Got into the University at 16 to study a course I hated,
8 years after I’m still an undergraduate.
Pregnant and out of school at 17,
Single mom at 18,
Got into school again at 20 to become a Doctor of Optometry,
Became a pariah and object of scorn,
Guilt filled and shame faced 70% of the time,
Found a passion in fashion design and writing,
Learned to mix fashion design and hectic optometry school cos a girl’s gotta eat,
Physical and emotional abuse,
And so much more… Who would have thought life would be this way for me?
I’ve battled with suicide, depression and a broken spirit.
I even started believing people’s description of me – not good enough, RCF jezebel, unworthy, abusive, bitter, angry, Peace destroyer, table turner and many more.
I probably cry Myself to sleep 300 out of 365 nights a year.
Today I’m 24 and my most precious lessons are
GRACE and TIME.
God’s Grace is beyond my imaginations. His plans for me are beyond my greatest dreams. I’m clean in His eyes and overwhelmingly loved by Him. There will be times when I want to give up and believe the report of men, but Grace will never let me! Grace will never give up on me! When I’m too weak and broken to get up, Grace will strengthen me and groom me.

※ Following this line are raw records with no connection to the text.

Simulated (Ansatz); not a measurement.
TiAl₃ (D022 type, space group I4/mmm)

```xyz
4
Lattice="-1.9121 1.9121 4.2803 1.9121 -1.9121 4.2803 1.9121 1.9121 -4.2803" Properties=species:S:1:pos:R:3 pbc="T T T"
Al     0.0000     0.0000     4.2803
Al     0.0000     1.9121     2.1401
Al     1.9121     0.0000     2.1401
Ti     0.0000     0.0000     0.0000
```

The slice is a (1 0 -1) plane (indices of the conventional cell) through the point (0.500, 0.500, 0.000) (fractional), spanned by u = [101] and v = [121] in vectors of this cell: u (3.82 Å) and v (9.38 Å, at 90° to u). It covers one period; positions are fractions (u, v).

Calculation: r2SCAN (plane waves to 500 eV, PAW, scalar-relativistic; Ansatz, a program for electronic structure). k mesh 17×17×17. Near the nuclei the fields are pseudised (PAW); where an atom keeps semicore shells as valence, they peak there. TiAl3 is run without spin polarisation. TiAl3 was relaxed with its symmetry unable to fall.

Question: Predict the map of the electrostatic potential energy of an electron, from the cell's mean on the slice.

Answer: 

Everyone has their divine timing. Trying to go ahead of my time or slower than it is utterly destructive.
So here I am, grateful for my life regardless of how it’s been.
Broken and wounded beyond words but confident in God’s love, knowing that:
I am worthy,
I am valuable,
I matter to God,
My dreams are still valid and attainable,
I’m His special Princess,
Gradually evolving into a true glorious Queen.
My scars are there to strengthen others.